Enbridge Earnings: With Mainline Settled, Pressure Grows on Trans Mountain Pipeline Expansion
Enbridge’s ENB second-quarter results met our expectations. The firm reaffirmed its 2023 EBITDA guidance of a midpoint of CAD 16.2 billion, whereas we continue to think there’s some volume and fee upside to our forecasted CAD 16.3 billion. After updating our model, our CAD 52 and USD 39 per share fair value estimates and narrow moat ratings remain unchanged.
With its recent settlement over its Mainline contracts (see our May 4 note for more details), we think Enbridge is increasingly in the driver’s seat ahead of the competing Trans Mountain expansion entering commercial service in early 2024. With the Trans Mountain pipeline expansion costs spiking to over CAD 30 billion and the Canadian government facing a massive loss on its investment (see our July 18 note for more details), the underlying advantage of the Trans Mountain pipeline expansion offering a cheaper and more efficient pathway for Canadian barrels to move to export markets compared with the Mainline is increasingly under siege.
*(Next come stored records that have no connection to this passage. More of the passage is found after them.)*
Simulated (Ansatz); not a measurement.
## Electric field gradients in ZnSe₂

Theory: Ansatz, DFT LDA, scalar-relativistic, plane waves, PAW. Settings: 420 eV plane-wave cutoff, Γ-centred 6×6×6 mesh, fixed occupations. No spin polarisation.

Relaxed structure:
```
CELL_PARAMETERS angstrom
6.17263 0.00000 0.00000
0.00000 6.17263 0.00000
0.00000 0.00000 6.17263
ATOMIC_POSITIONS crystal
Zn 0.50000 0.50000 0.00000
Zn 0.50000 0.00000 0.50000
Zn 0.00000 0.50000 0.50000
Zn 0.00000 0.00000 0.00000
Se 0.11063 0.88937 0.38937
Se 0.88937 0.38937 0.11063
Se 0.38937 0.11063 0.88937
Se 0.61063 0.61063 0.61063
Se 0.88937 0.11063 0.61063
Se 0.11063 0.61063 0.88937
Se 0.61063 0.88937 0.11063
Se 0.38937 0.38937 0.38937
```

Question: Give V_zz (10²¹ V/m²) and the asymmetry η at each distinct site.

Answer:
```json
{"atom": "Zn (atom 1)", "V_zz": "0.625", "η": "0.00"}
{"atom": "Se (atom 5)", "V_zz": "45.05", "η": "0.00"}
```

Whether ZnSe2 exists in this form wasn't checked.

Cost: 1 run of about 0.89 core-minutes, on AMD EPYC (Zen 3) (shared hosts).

With that in mind, we think Enbridge is pressing its advantage. The Mainline settlement lowers tariffs effective July 1, maintains the monthly common carrier system, and extends terms to the end of 2028. At the same time, returns for Enbridge are protected via a collar, and shippers are now committed to Mainline before the Trans Mountain pipeline expansion enters service. Enbridge management has been trimming its estimates of near-term impacts from the competing pipe entering service consistently over the last 18 months. Now, Enbridge is seeing record Mainline volumes, and is sanctioning new investments, such as the Houston Oil terminal, and likely the Flanagan South pipeline, providing more options and capacity for shippers to move barrels down to the Gulf Coast for export along the full pathway of the Mainline.